A draft of the revised contact list (version 1.1, Jan. 1977)

was available for inspection. Many more changes would be made

before the next release (version 2).


4.3  W.P. to review the CODASYL FDBMLC JOD


Mr.Clarke reported that the review had not progressed very far -

a list of section headings was being circulated to form a frame

work for the text. Pauline Walters of the BCS Technical/Branches

division had been contacted to see if the BCS would be prepared

to (re) publish the JOD in the UK. It appeared that this could

be done provided at least 200 copies could be sold (to avoid

making a loss of revenue). It is doubtful if this number of

copies could be sold in the U.K.


5.   BCS Business


5.1  Datafair 1977


Mr.Muxworthy said that our Group had been allocated a room

at Datafair, at the Cunard Hotel, from 4.15-4.45 p.m. on

Wednesday 5th October. There would be seating for 50 people.
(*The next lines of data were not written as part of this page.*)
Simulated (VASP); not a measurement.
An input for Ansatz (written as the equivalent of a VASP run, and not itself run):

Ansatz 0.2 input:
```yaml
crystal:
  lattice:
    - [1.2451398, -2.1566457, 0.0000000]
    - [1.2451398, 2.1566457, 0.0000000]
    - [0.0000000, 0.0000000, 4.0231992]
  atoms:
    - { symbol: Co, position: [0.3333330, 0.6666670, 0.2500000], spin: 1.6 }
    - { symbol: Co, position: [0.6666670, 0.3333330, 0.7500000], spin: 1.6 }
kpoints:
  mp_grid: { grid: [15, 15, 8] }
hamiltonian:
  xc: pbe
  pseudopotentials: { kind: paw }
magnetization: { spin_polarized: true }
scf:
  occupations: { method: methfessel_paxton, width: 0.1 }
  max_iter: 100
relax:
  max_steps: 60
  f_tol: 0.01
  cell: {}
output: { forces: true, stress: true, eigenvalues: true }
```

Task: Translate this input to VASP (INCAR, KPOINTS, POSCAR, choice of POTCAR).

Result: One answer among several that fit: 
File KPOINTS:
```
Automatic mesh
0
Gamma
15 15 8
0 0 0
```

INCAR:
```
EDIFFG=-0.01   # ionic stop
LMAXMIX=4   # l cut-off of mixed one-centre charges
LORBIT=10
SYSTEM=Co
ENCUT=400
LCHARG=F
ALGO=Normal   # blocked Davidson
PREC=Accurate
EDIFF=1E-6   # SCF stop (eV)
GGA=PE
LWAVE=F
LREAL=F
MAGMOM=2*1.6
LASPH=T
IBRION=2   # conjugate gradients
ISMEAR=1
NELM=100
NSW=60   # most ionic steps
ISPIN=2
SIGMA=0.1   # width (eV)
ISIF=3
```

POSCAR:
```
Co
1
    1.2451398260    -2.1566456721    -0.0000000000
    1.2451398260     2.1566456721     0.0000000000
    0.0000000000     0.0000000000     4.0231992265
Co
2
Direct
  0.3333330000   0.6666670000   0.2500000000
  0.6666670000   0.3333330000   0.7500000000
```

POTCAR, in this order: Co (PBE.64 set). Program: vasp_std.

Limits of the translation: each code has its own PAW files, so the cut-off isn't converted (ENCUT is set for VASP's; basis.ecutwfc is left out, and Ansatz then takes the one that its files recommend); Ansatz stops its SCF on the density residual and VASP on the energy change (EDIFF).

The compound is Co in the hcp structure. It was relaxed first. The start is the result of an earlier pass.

He asked for volunteers to talk on the revised ANS Fortran.


6.   Any Other Business


Mr.Muxworthy said that the next meeting was the A.G.M. and that

himself and Mr.Clarke would be retiring as Chairman and Secretary,

and he invited proposals for replacements. Mr.H.D.(Dave) Ellison

of University of Manchester had also resigned from the steering

committee as he was about to move to the University of Salford and

new work.


Mr.Lewis drew attention to the revised CDC draft specification

for Fortran and a conversion program providing 42 points of change

for existing CDC Fortran programs.


Mr.Hi1l said that he had had informal contacts with ICL 2900 staff

involved with Fortran and who would be interested to know informally

what facilities users thought ICL should be providing. He asked for

comments to be referred to him after the meeting.


Mr.Clarke asked if members thought there was a case for Fortran

'supersets' i.e. optional alternative extensions. This had been

prompted by the CODASYL FDBML specifications, the ISA standards, and

the CADC proposal to 'standardise' plotter software. These are all

rather large and specialised.


One comment was that these constituted "application extensions"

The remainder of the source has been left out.